Roast Turkey Breast and Gravy
Ingredients
Compound Butter:
- ¾ cup unsalted butter, room temperature
- 2 tablespoons chopped sage
- 2 tablespoons chopped rosemary
- 2 tablespoons chopped thyme
- 2 cloves garlic, finely grated
- Zest of 1 lemon
- ½ teaspoon kosher salt
Turkey:
- 1, 2-3-pound boneless, skin-on turkey breast
- ½ cup chicken or turkey stock
- Kosher salt
- Freshly ground black pepper
Gravy:
- 1 tablespoon AP flour
- 1 cup chicken or turkey stock
- Kosher salt
- Freshly ground black pepper
Cooking instructions
- Preheat the oven to 400°F (205°C).
- Make the compound butter: Place all ingredients in a medium bowl and stir with a small spatula to combine evenly. Taste and adjust seasonings if needed.

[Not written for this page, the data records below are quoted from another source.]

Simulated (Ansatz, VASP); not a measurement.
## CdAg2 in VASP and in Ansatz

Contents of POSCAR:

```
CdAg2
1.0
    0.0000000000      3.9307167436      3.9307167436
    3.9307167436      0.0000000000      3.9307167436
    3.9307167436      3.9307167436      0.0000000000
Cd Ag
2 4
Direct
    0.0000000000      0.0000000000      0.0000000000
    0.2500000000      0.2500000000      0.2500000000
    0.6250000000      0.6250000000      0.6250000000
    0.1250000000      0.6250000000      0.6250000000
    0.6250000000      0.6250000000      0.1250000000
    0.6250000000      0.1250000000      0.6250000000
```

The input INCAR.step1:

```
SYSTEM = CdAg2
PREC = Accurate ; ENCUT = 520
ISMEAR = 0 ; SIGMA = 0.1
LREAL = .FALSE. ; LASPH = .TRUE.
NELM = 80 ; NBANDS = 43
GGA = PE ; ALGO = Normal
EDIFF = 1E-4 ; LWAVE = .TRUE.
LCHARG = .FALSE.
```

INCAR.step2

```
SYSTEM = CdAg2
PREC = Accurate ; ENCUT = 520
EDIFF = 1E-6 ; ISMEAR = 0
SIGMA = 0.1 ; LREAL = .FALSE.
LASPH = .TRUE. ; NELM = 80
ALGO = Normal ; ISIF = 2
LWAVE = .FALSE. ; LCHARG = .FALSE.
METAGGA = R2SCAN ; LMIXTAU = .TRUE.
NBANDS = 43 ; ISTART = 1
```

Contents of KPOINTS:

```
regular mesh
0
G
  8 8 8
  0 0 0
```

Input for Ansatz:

- Pat the turkey breast dry with paper towels and season all over with salt and pepper. Rub half of the compound butter underneath the skin of the turkey breast and the remaining half of butter all over the outside, including the bottom and sides.
- Place a wire rack inside a clean roasting pan. Set the turkey breast skin side up in the pan and place on the center rack of the oven. Baste every 15 minutes with the fat rendered in the pan. About halfway through into roasting, carefully pour the ½ cup stock into the pan so the juices do not burn. Roast for 45-55 minutes total, until cooked through and skin is crisp and golden and the juices run clear. An internal thermometer should register at least 155°F (68°C), keeping in mind that cooking will carry over and continue as it rests.
- Let the breast rest on a cutting board while you make the gravy, and tent with foil if desired.
- Carefully pour all the pan drippings into a glass jar or heat-proof measuring cup, let sit for a few minutes to settle and separate. Spoon off 1 tablespoon of fat that separated to the top and transfer to a small saucepan. Heat over medium for a moment and add flour, stirring to form a roux. This will make a thick paste. Let this paste cook for a minute before slowly pouring in chicken stock, whisking to incorporate smoothly. Discard any remaining fat from the pan juices and whisk the remaining juice into the gravy.
- Let the gravy cook, lowering the heat to simmer if needed, whisking frequently, for about 3-4 minutes until thickened. Season with salt and pepper to taste, if needed.
- Remove the gravy from the heat while you slice the turkey. Serve immediately.
RECIPE NOTES:
- Recipe can easily be doubled to serve 4 guests by buying two separate breasts, or even one whole double-breasted turkey (without the wings and legs).
- If using bone-in turkey breast, simply add another 15-20 minutes to the cook time.
- If a roasting pan with a rack is unavailable, cook the turkey on a wire rack placed over a rimmed baking sheet. Use extra caution when removing the tray from the oven as the juices will be extremely hot.
TIPS:
- When selecting a turkey breast, look for skin that has minimal tears and covers as much of the meat as possible.